On the eve of the Open Book festival, where crime fiction masters Henning Mankell and Ian Rankin are to grace our shores, I enjoyed an evening with two of SA’s most celebrated krimi writers, Mike Nicol and Deon Meyer. Hot off the presses is Nicol’s latest krimi, Of Cops and Robbers (translated into hardgebakte Afrikaans by Jaco Botha as Dieners and Donners), and what follows is an hour of back and forth between two genial writers.

Much of the initial interview centres around Nicol’s upbringing and childhood, and his early exploits. With Nicol born in Tamboerskloof, the family drifted around, ending up in Fish Hoek. Nicol now lives in Glencairn, since “nobody with any integrity lives in Fish Hoek” (cue loud guffaws). Nicol tells how he used to make arrows from gramophone needles to shoot platannas and tadpoles until his parents made him go to the library one day. He checked out a book on caves in France, and reading became a “drug”. His interest in pirates shifted to cowboys and Indians and eventually to cops and robbers. As Nicol wryly notes, “we’ve come full circle”.

A big fan of John Lennon’s music and writings, Nicol penned his first story about a game of marbles that grew dangerously out of control; a game of marbles that involved drugs, money and murder. He briefly flirted with becoming a teacher, but settled for journalism.

At his first job in one of old Johannesburg central’s tower blocks, Nicol the journalist fell afoul of the censors with a review of Dead Babies by Martin Amis. In subsequent years, Nicol would brush shoulders with John Vorster and Louis Luyt, ever-aware of the restrictions upon the free press. He would also spend time in the magistrates court, and he recalls how “hugely entertaining” it was to see people doing “bizarre things”.

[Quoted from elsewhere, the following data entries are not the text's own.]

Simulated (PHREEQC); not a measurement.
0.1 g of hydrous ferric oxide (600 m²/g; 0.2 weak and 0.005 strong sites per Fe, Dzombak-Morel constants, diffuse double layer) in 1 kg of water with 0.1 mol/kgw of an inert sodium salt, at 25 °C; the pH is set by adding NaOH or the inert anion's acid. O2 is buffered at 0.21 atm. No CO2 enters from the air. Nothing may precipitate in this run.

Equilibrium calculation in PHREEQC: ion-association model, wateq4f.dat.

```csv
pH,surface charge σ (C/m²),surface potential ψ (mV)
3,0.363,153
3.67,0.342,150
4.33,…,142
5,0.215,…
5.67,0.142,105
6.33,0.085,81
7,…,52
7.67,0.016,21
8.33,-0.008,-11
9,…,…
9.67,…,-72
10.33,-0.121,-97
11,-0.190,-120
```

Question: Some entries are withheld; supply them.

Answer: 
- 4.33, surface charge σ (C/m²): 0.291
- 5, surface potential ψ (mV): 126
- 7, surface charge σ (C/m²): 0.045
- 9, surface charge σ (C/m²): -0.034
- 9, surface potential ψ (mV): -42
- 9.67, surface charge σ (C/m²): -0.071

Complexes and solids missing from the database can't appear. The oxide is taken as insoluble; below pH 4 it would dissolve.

At the age of thirty – his self-imposed horizon when a man would have enough life experience to write a novel – Nicol wrote a cowboy story. He realised that he could fill the pages with only half of what he would have had to otherwise by halving an exercise book. When Meyer jokes that Nicol should have gone into publishing, Nicol jokes that he doesn’t have the heart for it.

Since the 1970s, Nicol has published poetry, novels (including his magical-realism novel, The Powers That Be), a memoir of the 1994 elections,  as well as work on the Drum decade and Nelson Mandela.

The turn to crime fiction was to come while Nicol was taking up residency in Berlin. He had written 100 000 words, but “all of it was crap”. His wife suggested he read crime fiction, since the “pedestal” he was on couldn’t support him much longer. Having last read crime fiction when he was fifteen with The Saint, he eventually relented. He “loved the reading, loved the genre, and wanted to have fun”.

Since that fateful period, Nicol has of course offered readers the co-authored Out to Score (with Joanne Hichens), and his beloved Revenge Trilogy (Payback, Killer Country and Black Heart). When asked about his approach, he stresses the need to sit in a chair for long periods of time, until words flow forth.

The switch to crime fiction brought about twin anxieties of plot and character: Nicol mentions how the literary novel often has very little discernible plot movement, but that crime fiction requires carefully honed, meticulously executed plots. Characters should also have sufficient depth; it is simply not done to “discuss his characters’ eyebrows going up and down at a meal over the course of four or five pages”. Crime fiction writing is therefore “huge fun”, and “writing sentences with ‘kill’ in them is incredibly liberating”. I can only imagine.

When discussing Of Cops and Robbers, Meyer describes Nicol’s style as “by far the best in South Africa.” Meyer praises Nicol’s “deliciously complex” characters, and commends the author’s ability to create indelible scenes.

Nicol, in turn, says that he wanted to populate the novel with younger main characters, so he created PI Fish Pescado – the lean, mean blonde surfer who sells dagga to the upper middle-class; and compulsive gambler Vicki Kahn – beautiful, exotic, feisty. He needed to “suppress” the protagonist, and therefore included his over-bearing mother to keep tabs on him (from London). Nicol notes that he is “fighting over territory, cornering bits and pieces” of Cape Town along with Meyer and Margie Orford, so he based the action in Muizenberg.

The novel generates tension through the interplay and movement between present and past, a past that chronicles a hit squad known as “The Icing Unit”. A bergie travelling from Stellenbosch to Muizenberg with his manuscript made it into the novel, along with various other historical events and persons that Nicol was to fictionalise: The disappearance and hording of gold bullion (shipped to Switzerland by paranoid National party heads) and the contingent, mysterious “RAU TEM” murders of National Party MP Smit and his wife; the Miss Landmine beauty pageant held in Angola, where the winner receives a Scandinavian-made prosthesis; the interception and killing of the Cradock Four, and the murder of Dulcie September in Paris. The way Nicol appropriates history and politics raises interesting questions about form.

Meyer comments that we “don’t really know who the cops and who the robbers are” in present day SA. Nicol responds that he initially felt the atrocities under apartheid couldn’t repeat post-apartheid, yet “Things happen here in a week that haven’t been seen in Finland since the Vikings!”

I could tell you more about what was said about Epsom salts, and how “history leaps out at you walking down the aisles of Pick 'n Pay”, Nicol as a “closet Afrikaner”, and how the last line of Black Heart was written six years before the novel itself, but you really had to be there yourself. After reading Of Cops and Robbers I assure you that the genre is in good hands.